This question encompasses:
- Why can’t we just spawn a thread per connection?
- How do operating systems notify us of I/O readiness efficiently?
- What data structures enable O(1) or O(log n) operations under load?
- How do we avoid the unpredictability of garbage collection and memory allocation?
- How do we measure latency accurately without the measurement affecting results?
5.4 Concepts You Must Understand First
Before writing code, verify you understand these concepts:
| Concept | Self-Check Question | Where to Learn |
|---|---|---|
| TCP socket states | What’s the difference between ESTABLISHED and CLOSE_WAIT? | Stevens, “TCP/IP Illustrated” Ch. 2 |
| Non-blocking I/O | What does EAGAIN/EWOULDBLOCK mean? | Kerrisk, “Linux Programming Interface” Ch. 63 |
| File descriptor readiness | What does “ready for reading” mean for a socket? | Kerrisk Ch. 63 |
| Edge vs level triggering | Why would epoll EPOLLET cause problems if we don’t drain the buffer? | man epoll(7) |
| Byte ordering | Why do we need htonl/ntohl? | Stevens Ch. 3 |
| Memory alignment | Why might a misaligned read cause a bus error? | CS:APP Ch. 3 |
| Cache lines | How does false sharing slow down concurrent code? | CS:APP Ch. 6 |
5.5 Questions to Guide Your Design
Work through these before coding:
Networking
- Should you use blocking or non-blocking sockets? Why?
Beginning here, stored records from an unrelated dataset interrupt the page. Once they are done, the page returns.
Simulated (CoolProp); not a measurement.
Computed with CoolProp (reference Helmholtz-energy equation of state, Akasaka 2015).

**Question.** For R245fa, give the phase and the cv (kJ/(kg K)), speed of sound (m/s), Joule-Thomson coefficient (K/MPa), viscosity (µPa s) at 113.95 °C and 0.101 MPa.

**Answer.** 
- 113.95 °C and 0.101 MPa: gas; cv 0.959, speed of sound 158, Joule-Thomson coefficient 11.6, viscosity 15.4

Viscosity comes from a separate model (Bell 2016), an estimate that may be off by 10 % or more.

- When a client connects, what socket options should you set (TCP_NODELAY, SO_REUSEADDR)?
- How will you handle partial reads? Partial writes?
- What happens if your write buffer fills up?
Protocol
- How will you detect message boundaries in the TCP stream?
- What happens if you receive a malformed message?
- How will you represent prices? (Floats? Fixed-point? Basis points?)
- Should message types be extensible (like protobuf) or fixed (like FIX)?
Matching
- What is price-time priority and why is it fair?
- How will you handle a market order that partially fills?
- Should you match synchronously (inline) or asynchronously (queue)?
- How will you prevent self-trading (same user buying from themselves)?
State Management
- How will you track which orders belong to which session?
- What happens to orders when a session disconnects?
- How will you handle out-of-sequence messages?
- How will you recover from a crash?
5.6 Thinking Exercise
Before coding, trace through this scenario by hand:
T=0: Client A connects, sends LOGIN
T=1: Client B connects, sends LOGIN
T=5: Client A sends: BUY 100 AAPL @ 150.00
T=6: Client A sends: BUY 50 AAPL @ 150.00
T=7: Client B sends: SELL 75 AAPL @ 150.00
T=8: Client B sends: SELL 100 AAPL @ 149.50
T=10: Client A sends: CANCEL order from T=6
Answer on paper:
- What is the order book state after T=6? (Bids and asks)
- What trades occur at T=7? Who is the buyer/seller for each trade?
- What is the order book state after T=7?
- What trades occur at T=8?
- What happens at T=10? Can the cancel succeed?